Titanium, along with carbon fiber, represents the modern world.

It is polished, metallic white in color and boasts unique characteristics among metals, ranking fourth in quantity on the earth’s surface.

It was discovered inside the ilmenite by an English cleric, in 1790. It was then the German Klaproth to rediscover it and give it the Titanium name for its mechanical characteristics that recalled the power of the Titan of Greek mythology.

Became the preferred material for processing for the aerospace industry, thanks to the excellent weight/strength ratio and corrosion resistance, nowadays Titanium finds applications in almost all product sectors. Among its features:

  • it is extremely light and quite ductile
  • it is not subject to oxidation
  • it has low thermal expansion, high mechanical resistance to atmospheric agents
  • has a low density (40% of the steel)
  • it is refractory, thanks to its relatively high melting point
  • it is as resistant as steel but 45% lighter
  • weights 60% more than aluminium but with double resistance
  • it is non-magnetic
  • has a good biocompatibility.

Being a hard material, during its processing the generated heat is absorbed by the cutting tool, and not by the material. This causes non-negligible wear of the tools, a phenomenon that can be avoided by water cutting, which makes “cold” cuts without altering thermally the cutting area.

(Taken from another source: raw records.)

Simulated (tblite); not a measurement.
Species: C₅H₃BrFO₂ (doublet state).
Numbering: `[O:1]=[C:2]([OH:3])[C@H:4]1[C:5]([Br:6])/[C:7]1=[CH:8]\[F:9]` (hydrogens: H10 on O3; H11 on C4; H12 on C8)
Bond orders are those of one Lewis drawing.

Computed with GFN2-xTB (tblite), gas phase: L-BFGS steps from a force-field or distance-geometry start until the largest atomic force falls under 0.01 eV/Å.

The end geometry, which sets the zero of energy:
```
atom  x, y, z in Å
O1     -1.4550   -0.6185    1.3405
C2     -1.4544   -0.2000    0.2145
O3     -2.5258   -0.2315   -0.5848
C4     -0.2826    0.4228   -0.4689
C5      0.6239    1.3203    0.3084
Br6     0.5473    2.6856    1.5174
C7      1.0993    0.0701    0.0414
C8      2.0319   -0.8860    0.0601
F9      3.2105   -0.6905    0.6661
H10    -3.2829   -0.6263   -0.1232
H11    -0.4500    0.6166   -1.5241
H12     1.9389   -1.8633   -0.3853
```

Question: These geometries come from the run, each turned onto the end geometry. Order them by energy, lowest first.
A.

Titanium forgings are in great demand in industries such as the chemical, petrochemical, automotive and aerospace industries. Through the forging operation, the molten titanium (bar) is hot-pressed and transformed into drive shafts, disks, rings, valve bodies, flanges.

Titanium welding processes are particularly complex, although titanium is better welded than steel.

Titanium can be colored by an “anodic oxidation” that covers the material with a protective titanium oxide film of a few nanometers thick. With electrolytic anodization techniques it is then possible to obtain a wide range of interference colors that make titanium interesting also for artistic applications.